The labour market itself is expected to gradually improve. Unemployment is forecast at 6.6% in 2026, down from the 7.2% peak in 2025, and expected to continue declining to 6.0% in 2027 and 5.7% by 2029. However, this improvement partly reflects slowing population growth (from 2.5% to 1.1%) rather than robust job creation, as employment growth slows from 2.8% to 1.9%.
Positive measures include the near-doubling of the Investment and Growth Fund to $28 million, more than doubling AAIP immigration nomination certificates to 14,000 by 2027, $14 million for new employer and youth workforce initiatives, and $41 million in federal Tariff Workforce Supports. The workforce strategy totals $115 million across development, training, upskilling, and immigrant attraction programs.
Key Budget Measures
- $422 million total JETI ministry expense, down $38 million or 8.3%.
- $149 million for economic development and trade, including $60 million Film/TV Tax Credit, $28 million Investment and Growth Fund, and $15 million Invest Alberta Corporation.
- $115 million for workforce strategies including development, training, upskilling, and immigrant attraction.
- $94 million for Skills and Training Support under the Alberta Jobs Strategy.
- $81 million for workplace safety (occupational health and safety and employment standards).
- $16 million for economic immigration programs and services.
- Alberta Advantage Immigration Program nomination certificates expanding from 6,403 to 14,000 by 2027.
- $41 million increase for federal Tariff Workforce Supports.
- $14 million increase for employer and youth focused workforce initiatives.
- $28 million for the Investment and Growth Fund, up $13 million (87%).
- $2 million for the Heroes' Fund (new).
Funding Changes
| Item | 2026-27 | Prior Year | Change |
|---|---|---|---|
| JETI total expense | $422M | $460M | -8.3% |
| JETI total expense by 2028-29 | $399M | $422M | -5.5% |
The 8.3% decline reflects the conclusion of multiple programs rather than broad-based cuts. However, the continuing decline to $399 million by 2028-29 suggests this is a structural reduction, not a one-year adjustment. Federal labour market agreement funding and Coal Workforce Transition Program support both conclude within the three-year plan.
Capital Investment
Capital investment in the labour and workforce sector is minimal:
- Jobs, Economy, Trade and Immigration Total Capital: $9M over three years.
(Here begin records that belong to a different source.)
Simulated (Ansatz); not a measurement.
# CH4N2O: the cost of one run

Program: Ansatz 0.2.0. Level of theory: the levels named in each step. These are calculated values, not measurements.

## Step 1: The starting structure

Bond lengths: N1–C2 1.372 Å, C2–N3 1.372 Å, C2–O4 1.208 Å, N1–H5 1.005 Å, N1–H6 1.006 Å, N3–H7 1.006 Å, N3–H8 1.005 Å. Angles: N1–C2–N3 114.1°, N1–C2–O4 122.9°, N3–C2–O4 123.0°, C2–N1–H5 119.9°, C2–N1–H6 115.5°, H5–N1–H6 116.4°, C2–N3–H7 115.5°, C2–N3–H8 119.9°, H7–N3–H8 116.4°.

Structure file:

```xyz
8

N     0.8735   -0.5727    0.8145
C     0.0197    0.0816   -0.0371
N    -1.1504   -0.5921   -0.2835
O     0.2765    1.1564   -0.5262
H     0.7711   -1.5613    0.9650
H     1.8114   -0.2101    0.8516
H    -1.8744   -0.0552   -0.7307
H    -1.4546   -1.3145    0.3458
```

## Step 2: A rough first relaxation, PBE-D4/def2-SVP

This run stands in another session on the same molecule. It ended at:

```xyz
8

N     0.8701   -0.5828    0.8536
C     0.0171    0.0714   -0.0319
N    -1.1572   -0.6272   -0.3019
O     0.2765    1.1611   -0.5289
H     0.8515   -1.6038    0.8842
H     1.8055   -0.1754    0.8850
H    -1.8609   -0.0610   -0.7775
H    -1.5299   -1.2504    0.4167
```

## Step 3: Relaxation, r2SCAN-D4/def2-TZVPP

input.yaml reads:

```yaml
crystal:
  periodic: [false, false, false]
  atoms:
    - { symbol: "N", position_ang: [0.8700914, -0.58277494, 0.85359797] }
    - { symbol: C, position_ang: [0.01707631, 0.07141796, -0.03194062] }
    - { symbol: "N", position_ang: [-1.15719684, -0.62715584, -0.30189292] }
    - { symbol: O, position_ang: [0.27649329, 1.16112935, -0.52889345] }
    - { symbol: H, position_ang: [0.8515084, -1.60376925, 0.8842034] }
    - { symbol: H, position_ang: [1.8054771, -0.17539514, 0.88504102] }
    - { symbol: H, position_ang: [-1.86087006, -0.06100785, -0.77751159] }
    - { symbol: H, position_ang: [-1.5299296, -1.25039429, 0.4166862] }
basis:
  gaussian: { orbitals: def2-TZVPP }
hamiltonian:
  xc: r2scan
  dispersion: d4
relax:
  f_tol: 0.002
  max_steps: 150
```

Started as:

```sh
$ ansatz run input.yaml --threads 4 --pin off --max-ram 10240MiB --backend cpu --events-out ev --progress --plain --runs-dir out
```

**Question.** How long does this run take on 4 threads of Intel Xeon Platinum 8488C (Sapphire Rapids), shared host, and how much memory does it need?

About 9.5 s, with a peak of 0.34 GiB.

The sector's workforce development impact is primarily achieved through operating programs, tax system transfers (Innovation Employment Grant at $125 million, Film/TV Tax Credit at $60 million), and the Advanced Education ministry's $501 million Targeted Enrolment Expansion.
Risks
Ministry budget declining over three years (High). Total expense decreases from $422 million in 2026-27 to $399 million by 2028-29, driven by the conclusion of federal Tariff Workforce Supports and the Coal Workforce Transition Program. This reduces the province's capacity to respond to labour market disruptions.
Trade uncertainty and tariff impacts (High). The budget assumes tariffs in place as of January 14, 2026 remain unchanged. Ongoing U.S. protectionist measures could disrupt labour markets. While Alberta has the lowest provincial tariff exposure, manufacturing exports declined 2.8% in 2025 and are projected to recover slowly.
Labour market slowing with population deceleration (Medium). Employment growth slows from 2.8% in 2025 to 1.9% in 2026. Population growth declining from 2.5% to 1.1% dampens consumer spending and residential construction, two sectors that employ significant numbers of Alberta workers.
Federal program funding endings (Medium). Both the federal labour market agreement for Tariff Workforce Supports and the Coal Workforce Transition Program are concluding, removing training resources at a time when trade disruption continues.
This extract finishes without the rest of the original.